DAR - Family Bible Records to the Rescue
We have been looking for a marriage record for a set of great grandparents for...a long time. This was the first task my sister gave to me when I went to Salt Lake City with Kristin for RootsTech in 2013. I was brand new to genealogy–it was Kristin’s hobby–and I asked my sister for some goals. She gave me the goal of finding documents that had eluded her. In hind sight, this was perhaps not the best way to begin learning genealogy techniques.
Her first brick wall was fo find a marriage record from Indiana in the 1870’s, and the second a birth record from New Mexico in 1881. There are good reasons that she has been unable to find anything.
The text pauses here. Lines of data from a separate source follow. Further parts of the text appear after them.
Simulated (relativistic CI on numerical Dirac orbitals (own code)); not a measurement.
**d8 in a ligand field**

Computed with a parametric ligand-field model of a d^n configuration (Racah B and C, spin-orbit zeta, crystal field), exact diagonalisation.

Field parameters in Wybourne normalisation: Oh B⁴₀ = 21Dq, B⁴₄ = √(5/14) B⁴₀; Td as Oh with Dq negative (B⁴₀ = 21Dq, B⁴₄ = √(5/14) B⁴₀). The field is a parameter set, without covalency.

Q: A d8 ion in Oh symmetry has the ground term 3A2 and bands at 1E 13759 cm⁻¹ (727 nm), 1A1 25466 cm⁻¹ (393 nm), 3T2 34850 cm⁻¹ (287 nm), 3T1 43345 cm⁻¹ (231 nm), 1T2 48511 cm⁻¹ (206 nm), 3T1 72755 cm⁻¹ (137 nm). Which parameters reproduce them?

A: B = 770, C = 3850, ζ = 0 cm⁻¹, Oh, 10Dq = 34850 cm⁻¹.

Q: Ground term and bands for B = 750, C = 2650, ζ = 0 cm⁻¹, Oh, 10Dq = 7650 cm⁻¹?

Kristin recently went to Washington, D.C. for a college room-mates reunion and planned to spend a couple of days afterward at the National Archives and at the Daughters of the American Revolution (DAR) Library. In preparing for the trip, I did a little work on the DAR website and pulled down a couple of relevant DAR applications that referenced family bible records extensively. I suggested that she try to find some family bible records. She did. She found a family bible record in the Genealogical Records Committee Collection that is not part of any of the applications that I retrieved, but which was part of a collection scanned and indexed by a DAR member in South Texas in the 1980’s. It has much of the information that we have been chasing and opened up a new line of research.
Kristin’s visit to the National Archive provided a treasure trove of Civil War service records, but that is her blog entry.